The Writers’ Strike is Finally Over: What that Means for Film and Television
As of Sept. 26, 2023, the 148-day writers’ strike has come to an end. This means that the Writer’s Guild of America (WGA) was able to negotiate and make a deal with the Alliance of Motion Picture and Television Producers (AMPTP). This in turn means that writers are able to begin working for the major studios again.
While this is fantastic news, the deal reached with the AMPTP is only a tentative agreement and the contract needs to be ratified. According to the WGA contract website, the voting for ratification began on Oct. 2 and will go through Oct. 9. This tentative agreement allowed writers to get back into the studios sooner, which is great news for most daytime and late-night talk shows. Shows like Late Night with Seth Meyers and The Tonight Show already made their comebacks on Oct. 2 and many more are to return in the coming weeks.
Unfortunately, most scripted shows cannot yet return as the actors’ union, SAG-AFTRA, is still on strike, but Dateline reported that many writers have returned to studios to begin writing scripts for shows such as Grey’s Anatomy, Abbott Elementary and Law & Order: SVU. Vulture estimates that if the SAG-AFTRA strike were to end, shows would have to begin production around Thanksgiving to be released in early 2024. This leaves television fans hopeful that the AMPTP will agree to a deal with SAG-AFTRA within the next couple of weeks.

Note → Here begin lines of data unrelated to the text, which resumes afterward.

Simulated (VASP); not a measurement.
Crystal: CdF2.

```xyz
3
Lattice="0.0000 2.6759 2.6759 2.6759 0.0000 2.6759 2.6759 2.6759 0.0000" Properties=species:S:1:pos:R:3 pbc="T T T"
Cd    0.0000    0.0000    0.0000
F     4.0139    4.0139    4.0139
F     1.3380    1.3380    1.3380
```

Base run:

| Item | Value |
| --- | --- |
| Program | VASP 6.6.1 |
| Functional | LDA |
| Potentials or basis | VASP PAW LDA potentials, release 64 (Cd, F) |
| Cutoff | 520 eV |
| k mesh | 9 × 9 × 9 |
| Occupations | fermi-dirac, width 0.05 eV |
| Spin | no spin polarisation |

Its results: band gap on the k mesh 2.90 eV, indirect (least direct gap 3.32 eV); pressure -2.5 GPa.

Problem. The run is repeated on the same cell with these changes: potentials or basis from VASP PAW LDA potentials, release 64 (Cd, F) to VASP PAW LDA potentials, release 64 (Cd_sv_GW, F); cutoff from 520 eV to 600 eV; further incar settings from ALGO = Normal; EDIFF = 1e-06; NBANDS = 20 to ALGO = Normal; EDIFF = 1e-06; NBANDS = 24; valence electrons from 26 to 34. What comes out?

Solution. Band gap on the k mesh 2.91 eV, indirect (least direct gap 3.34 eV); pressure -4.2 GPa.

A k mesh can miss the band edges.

The WGA Contract website has a full list of all of the agreements made in the new contract with the AMPTP, but some of the basics include an increase in pay minimums, an increase in overall pay, higher contract week minimums and regulation of the use of artificial intelligence. This last point is significant due to the fact that AI threatens so many jobs in the media and television. The WGA estimates that this new deal is worth $233 million which will ensure that all writers are paid what they deserve and given the benefits they need.
The WGA is still encouraging their union members to show support and join SAG-AFTRA on the picket lines until a deal with the AMPTP is made. These unions rely heavily on each other, and the WGA recognizes how imperative it is for many of their writers that the actors are able to return to work soon as well. Both of these strikes have shown studios and the public just how far writers and performers are willing to go to protect the integrity of their jobs. The studios can no longer get away with profiting so much while paying writers and actors less than they deserve. AI may be an incredible technological advancement, but it will not be able to take writing away from so many individuals that have worked so hard.